Circle of Hope School Sex Abuse Lawsuits Mount, Including Allegations of Forced Labor

Two Missouri boarding schools face at least 30 lawsuits by former students, who indicate they were sexually, physically, and emotionally abused at the religious-based institutions.

Since September 2021, 30 lawsuits have been filed against Missouri’s Agape Boarding School or Circle of Hope boarding school, each indicating that former students of the affiliated religious schools were physically abused, tortured, starved, molested and assaulted, which the Missouri State Highway Patrol investigation says appeared to have been standard operating procedures at the private boarding schools over a period of nearly 30 years. Agape was a boy’s boarding school and Circle of Hope was a girl’s boarding school founded by former administrators of Agape.

Recent lawsuits have focused on Circle of Hope, the girls’ school, including a complaint (PDF) filed on August 12 by Maggie Drew, a former student who says she was not only sexually abused, but that the owners stole her inheritance money and forced her into illegal child labor.

The case was filed in the U.S. District Court for the Western District of Missouri and names Boyd and Stephanie Householder, owners of Circle of Hope Girls Ranch and Boarding School and former directors of Agape Boarding School in Missouri, and Jeffrey Ables, director of Circle of Hope, as the defendants.
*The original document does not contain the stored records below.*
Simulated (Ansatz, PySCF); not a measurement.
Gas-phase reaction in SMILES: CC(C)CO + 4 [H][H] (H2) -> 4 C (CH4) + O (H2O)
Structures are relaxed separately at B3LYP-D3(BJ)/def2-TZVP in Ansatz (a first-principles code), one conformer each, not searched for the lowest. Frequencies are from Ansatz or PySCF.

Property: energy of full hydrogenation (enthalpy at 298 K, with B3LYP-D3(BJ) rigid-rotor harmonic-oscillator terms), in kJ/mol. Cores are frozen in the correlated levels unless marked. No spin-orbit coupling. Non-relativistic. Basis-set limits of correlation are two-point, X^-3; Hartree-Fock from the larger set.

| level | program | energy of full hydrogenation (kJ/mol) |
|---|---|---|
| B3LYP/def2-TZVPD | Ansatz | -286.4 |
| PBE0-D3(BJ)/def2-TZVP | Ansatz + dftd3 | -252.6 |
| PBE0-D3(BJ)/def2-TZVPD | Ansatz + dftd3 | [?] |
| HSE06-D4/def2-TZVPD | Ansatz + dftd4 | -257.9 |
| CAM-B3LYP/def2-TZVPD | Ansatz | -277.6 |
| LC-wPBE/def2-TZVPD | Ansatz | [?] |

The Householders were directors of Agape for years before founding Circle of Hope.

In March 2021, the Householders were charged with 102 counts of felony abuse, neglect, endangerment, sexual abuse and other charges centered on their management of Circle of Hope.

Drew indicates she was only 15 when she was falsely accused of engaging in sex and drugs by a pastor, and then was committed without her knowledge to Circle of Hope after her parents believed her pastor over her. It was there that the abuse began.

Circle of Hope Child Abuse Allegations

“During her time at Circle of Hope Girls Ranch, she was subjected to physical, sexual, and mental abuse and torture,” Drew’s lawsuit states. “She was also forced into servitude and required to administer punishments to the children at the Circle of Hope Boarding School on threat of serious bodily injury.”

Drew notes new girls at the facility were assigned a guide, whom they had to stay within three feet of at all times. If they strayed more than three feet away, the guide was given permission to physically assault the girl, tackling her and holding the child down on the floor. Students would be trained to be a guide and given permission to physically assault and restrain other students as a reward for obedient behavior, Drew claims in the lawsuit.

“The Householders used the students as non-paid workers. The girls bucked hay for neighbors and the community, they cleared trees, and dragged brush while on their hands and knees. They weeded out rows and rows of gardens. They fed, watered, and otherwise cared for the livestock,” Drew says in the lawsuit. “Sometimes Boyd or Stephanie would require them to scrub the floors with toothbrushes.”

On top of the boarding school abuse, lawsuits also accuse the facilities of violating the Missouri Merchandising Practices Act, by deceiving parents and concealing information about what was being done to their children. The lawsuits claim parents were told, incorrectly, that the schools did not use corporal punishment, or restraint positions, such as chokeholds, except in brief and extreme circumstances. The students and investigators say that information was false.

Missouri was one of seventeen states that exempted religious boarding schools from state child welfare and education authority regulatory oversight, which was granted under a 1982 law allowing religious organizations to claim licensing exemption. However, in July 2021 a new law in Missouri was passed, known as The Child Residential Home Notification Act, which requires all religious boarding schools to register with the state and mandate federal criminal background checks for all employees and volunteers, as well as adhere to fire, safety and health regulations.